Reputation: 324
I have around 34 million rows, each with 23 columns in the store_sales
table in the tpc-ds dataset .
I have a composite primary key
of columns ss_item_sk
and ss_ticket_number
.
Upon running the query SELECT count(DISTINCT <primary key>) ..
I'm able to see that it outputs the total number of rows present in the table.

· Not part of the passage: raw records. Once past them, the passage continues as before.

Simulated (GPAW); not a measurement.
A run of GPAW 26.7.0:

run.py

Now I add another column along with the primary key
, namely ss_sold_date_sk
.
After this, if I run the count
query, I get fewer number of rows being printed than before. Can someone explain to me, via example, why this could happen?
TL;DR
When does adding a column to a composite primary key ever stop making it unique?
Upvotes: 1
Views: 185
Reputation: 44951
create table mytable (c1 string,c2 string);
insert into mytable values ('A','A'),('B',null),('C',null);
select count(distinct c1) as count_distinct from mytable;
+----------------+
| count_distinct |
+----------------+
| 3 |
+----------------+
As Expected - 3 distinct values - 'A','B' and 'C'
select count(distinct concat(c1,c2)) as count_distinct from mytable;
+----------------+
| count_distinct |
+----------------+
| 1 |
+----------------+
As expected. Why? - see next query
select c1,c2,concat(c1,c2) as concat_c1_c2 from mytable;
+----+------+--------------+
| c1 | c2 | concat_c1_c2 |
+----+------+--------------+
| A | A | AA |
| B | NULL | NULL |
| C | NULL | NULL |
+----+------+--------------+
Concatenation with NULL yields NULL
select count(distinct c1,c2) as count_distinct from mytable;
+----------------+
| count_distinct |
+----------------+
| 1 |
+----------------+
BUG!!
Here is a work-around the bug:
select count(distinct struct(c1,c2)) as count_distinct from mytable;
+----------------+
| count_distinct |
+----------------+
| 3 |
+----------------+
Upvotes: 2